Like any 'obruni' (white man) living in Ghana, I am treated as royalty. This means I am frequently asked for outrageous sums of money ("Obruni, give me one million dollar.") and it is assumed that my connections are as vast as the mystery which surrounds me.
When greeting me, people inquire, alongside my family, about the pope, President Bush or Jay Z. Nobody doubts for a second that I am not personally acquainted with the rich and powerful. In their minds, I am no less famous.
Over the last year, I have worked hard to dispel these inflated notions of my importance, I even thought I had made some headway, and then President Bush came to Ghana, and I had lunch with him.

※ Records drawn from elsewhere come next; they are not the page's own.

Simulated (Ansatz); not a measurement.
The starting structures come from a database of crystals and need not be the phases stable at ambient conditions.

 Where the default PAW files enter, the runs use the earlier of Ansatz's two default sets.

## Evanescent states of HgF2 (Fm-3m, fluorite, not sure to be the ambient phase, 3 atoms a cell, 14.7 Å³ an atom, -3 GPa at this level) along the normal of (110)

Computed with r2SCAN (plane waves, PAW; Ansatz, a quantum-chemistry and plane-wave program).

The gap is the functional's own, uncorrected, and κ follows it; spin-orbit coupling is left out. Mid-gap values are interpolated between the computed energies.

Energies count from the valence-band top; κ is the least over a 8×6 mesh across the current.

You may have heard that while visiting Ghana, President Bush dined with 10 Peace Corps volunteers at a luncheon hosted by the U.S. Ambassador to Ghana, Pamela Bridgewater. I was lucky enough to be selected from the mass of qualified and respected volunteers serving in Ghana (135, to be exact) to attend this lunch.
My village was hardly surprised - it confirmed what they had long suspected: President Bush is, after all, a personal friend of mine, why shouldn't he come to Ghana and ask me to lunch?
The luncheon itself was certainly a defining moment in my Peace Corps service. While my village may think it inconsequential for me to dine with the president, I am well aware of the opportunity.
The luncheon was a small, private affair. In addition to the President and 10 Peace Corps volunteers, Laura Bush (as she prefers to be called), Secretary of State Condoleeza Rice (from whom I sat across), Ghana Ambassador Pamela Bridgewater, Peace Corps Ghana country director Bob Golledge, and Bob Geldof, celebrity activist and acting reporter, were also in attendance. It was, to be obvious, quite the guest list.
After a few moments of blinking at one another, the press left and we began to talk. Contrary to what might be expected, the conversation was anything but stiff and formal.
The president was eager to hear our stories, and we were eager to tell him why we joined the Peace Corps, what motivates us to get up every morning and how this experience has changed our lives, for better or for worse.
President Bush laughed as we recounted various village exploits and seemed impressed to hear of volunteers surviving snake bites, muggings and heat without a fan. It pleased him to hear us mention work we do in coordination with the Millennium Challenge Account or the president's Emergency Plan for Aids Relief.
The president has certainly done a great deal for Africa with these two initiatives, and his legacy in the villages is overwhelmingly positive. Besides, Ghanaians love anybody who will dance with them.
I assume our lunch went well. At an address in the East Room of the White House, on April 29, during National Volunteer week, the president said, "Laura and I met with Peace Corps volunteers in Ghana recently, and they are some kind of fired up. Matter of fact, it is exciting to be with those good souls who are motivated to go help, and in so doing it really is the best foreign policy America could possibly have." I'm inclined to agree.
Upon return to my village I passed along to my mamee the greeting Condoleeza Rice extended. My mamee merely grunted and gave an approving nod. In her mind it was perfectly reasonable that my personal friends should pass along this expected acknowledgment, and it merely indicated that all was right with the world. Though I suspect she was a bit disappointed I hadn't brought home Jay Z.